Persistent segmentation faults

tanksnr · Nov 14, 2024

Hi all,

I'm currently running WRFv4.4.1.
This for a retrospective simulation forced with GFS (analysis and archived forecast; d084001).
Domain is 480x490 at 10km resolution with 41 levels.
The runs segfault around 15:00 - 17:00.

Things I've tried:
- Increase domain extent (boundaries away from complex topography) - this worked and stopped getting cu scheme segfaults
- Increase domain height (ptop 7000pa to 5000pa), 35 to 41 levels - this also helped with cu scheme segfaults
- Went from mp scheme WDM5 to Morrison (both) to now Thompson (option 8) - this helped for a single day, segfault the next day.
- Reduced time-step from 30 to 25 and now to 20 - helps for a day or two but now even 20 gives segfaults.

Currently the segfaults seem to occur while in SFCLAY (I'm using "revised MM5" scheme with Noah LSM).

I've had a looked at the segfault thread but it doesn't seem to apply to my run.

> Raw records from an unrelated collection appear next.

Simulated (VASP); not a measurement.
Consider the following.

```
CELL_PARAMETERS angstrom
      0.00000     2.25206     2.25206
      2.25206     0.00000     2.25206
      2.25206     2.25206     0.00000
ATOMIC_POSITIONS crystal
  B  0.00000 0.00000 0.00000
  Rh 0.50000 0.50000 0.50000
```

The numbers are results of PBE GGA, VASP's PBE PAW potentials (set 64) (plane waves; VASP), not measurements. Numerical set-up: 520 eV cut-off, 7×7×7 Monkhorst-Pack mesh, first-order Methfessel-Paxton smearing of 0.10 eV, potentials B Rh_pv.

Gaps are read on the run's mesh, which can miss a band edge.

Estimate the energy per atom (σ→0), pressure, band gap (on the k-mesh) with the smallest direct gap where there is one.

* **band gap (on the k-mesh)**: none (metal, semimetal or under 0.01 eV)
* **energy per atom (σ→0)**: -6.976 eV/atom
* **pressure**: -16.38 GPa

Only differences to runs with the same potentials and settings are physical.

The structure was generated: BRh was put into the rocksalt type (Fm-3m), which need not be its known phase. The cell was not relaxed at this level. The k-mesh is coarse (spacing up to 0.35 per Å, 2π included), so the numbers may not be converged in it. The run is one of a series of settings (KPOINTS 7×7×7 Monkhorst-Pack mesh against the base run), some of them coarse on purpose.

Segmentation Faults and CFL Errors

Segmentation faults can be difficult to track down. As there isn't usually a clear error message, it can take some trial and error to figure out the problem. 1) A segmentation fault is often the result of using too many or too few processors, or a bad decomposition. Take a look at this FAQ...

forum.mmm.ucar.edu

1) Halos should be large enough with 48 processors
2) Plenty available disk space
3) Segfault is towards the end of runs. I did look at REAL output and there's no NaNs in surface variables.
4) There's no listed CFL errors in the rsl files
5) There should be enough memory (at least 2x64GB).

I've attached my namelist.input and the rsl.error file for the core with the segfault.

I'm not sure what else to try. Maybe increase resolution to 9km? The physics/dynamics set up has worked many times before for different domains (smaller) and resolutions (higher).

kwerner · Nov 18, 2024

Hi,
Can you turn off debug_level (i.e., debug_level = 0) and run this again? This shouldn't fix the problem, but since that option rarely provides any useful information, and instead makes the rsl* files huge and difficult to read, it's better to have it off. After it fails again, please package all of your rsl* files together into a *.tar or *.gz file and attach that so I can take a look. Thanks!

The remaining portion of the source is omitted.